Cross Bones by Kathy Reichs

Claudie, one of the ugliest cats I have ever owned.
Claudie, one of the ugliest cats I have ever owned.

Why I Read It: I really enjoy other books in this series.

Where I Got It:

Who I Recommend This To: Arm-chair sleuths who enjoy a bit of scientific jargon.

Narrator: Michele Pawk

Publisher: Simon & Schuster (2005)

Length: 11 hours 30 minutes

Series: Book 8 Temperance Brennan

Author’s Page

Even though this is Book 8 in the series, it worked perfectly as a stand alone.

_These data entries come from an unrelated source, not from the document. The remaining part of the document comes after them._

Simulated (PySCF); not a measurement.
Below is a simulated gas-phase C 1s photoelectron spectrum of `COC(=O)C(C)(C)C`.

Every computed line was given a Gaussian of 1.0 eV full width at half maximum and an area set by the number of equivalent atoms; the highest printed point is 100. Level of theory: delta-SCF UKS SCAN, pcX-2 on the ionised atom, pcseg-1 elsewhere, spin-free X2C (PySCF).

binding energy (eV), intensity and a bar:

Dr. Tempe has to investigate the evident suicide of an Orthodox Jewish man in Montreal. One question leads to another. Was this really a suicide? Why were the cats locked in the closet with the body? At his detailed autopsy, a stranger slips Tempe a picture of a skeleton uncovered at an archaeological dig site. The man disappears leaving her with more questions than answers. Turns out those answers can be found in Israel. So can many, many foes, including hyenas. This tale included plenty of archaeology that relates to religion, making it a very touchy case for many folks involved.

I have only read a handful of books in this series, but I quite enjoy them. This one was the hardest for me to get into. The main drama of the story surrounds the question of whether or not Jesus died on the cross and afterward ascended to heaven, or if he decided to stay on Earth and have a family. Not being religious, this question didn’t really interest me, and so the drama of the book was rather muted for me. Instead, I enjoyed the intricate plot.

There were plenty of characters with shady motives and Tempe and her sexy times man, Detective Andrew Ryan, had to figure out who they could trust and how far. Biblical archaeologist Jake Drum, long-time friend of Tempe’s, helps her ID the mystery photo and fills her in on the scandal that accompanied that particular dig site in the 1960s. Later, he joins Tempe in Israel and assists her in tracking down the physical site, people, and info. But even he comes under suspicion as the pieces of the puzzle start to come together.

The plot takes them back home to Montreal for the wrap up. Honestly, I did get a little fuddled towards the end. The plot was great until Tempe started trying to tie all the pieces together and then I got a little lost. The main points were good, and at the end I understood why the murderer did as they did. But some of the finer points flew over my head. It was a larger cast of characters than I have seen in other Temperance Brennan books.

I did learn two things that have stuck with me. 1) Joshua is an old spelling of Jesus. 2) There are hyenas in Israel (which I just think is freaking cool). If you do enjoy bible mysteries and have questions about whether or not Jesus fathered children, or had brothers and sisters, then this book will probably hold some extra entertainment value for you. the aspect was well done; I simply didn’t have much interest in the true answer one way or another.

The Narration: Michele Pawk did a very good job. This particular installation of the series required excellent pronunciation of several Jewish names, since a chunk of the book takes place in Israel. Pawk definitely met the challenge. Her masculine voices could use a little more work, but her voice for Tempe was really good.

What I Liked: The cover; hyenas; plenty of intrigue; lots of suspicious characters with their own motives.

What I Disliked: I was not invested in the central drama of the big biblical question of Jesus’s family; some of the side intrigues got away from me and I lost track of where they came from and why they went where they did.

What Others Think:

Book Reporter

Onyx Reviews

all the books i can read

Bookworm Burrow

My Years of Reading Seriously


6 thoughts on “Cross Bones by Kathy Reichs”

  1. I am not normally interested in religious stuff in mysteries too. I like the Tempe Brennan series in general, but none of the books are particularly memorable.

    1. They are like mind candy. I enjoy all the science, the female lead, the thrill (because Tempe almost always comes close to death). But, yeah, they do tend to blur together.

    1. I really have enjoyed her other books in the series (which I’m not reading in any order, rebel that I am). This one just didn’t click as well as the others.

      1. Maybe I should check them out then? This author just feels familiar somehow but I think maybe I’ve just seen her name around and that’s why it feels that way.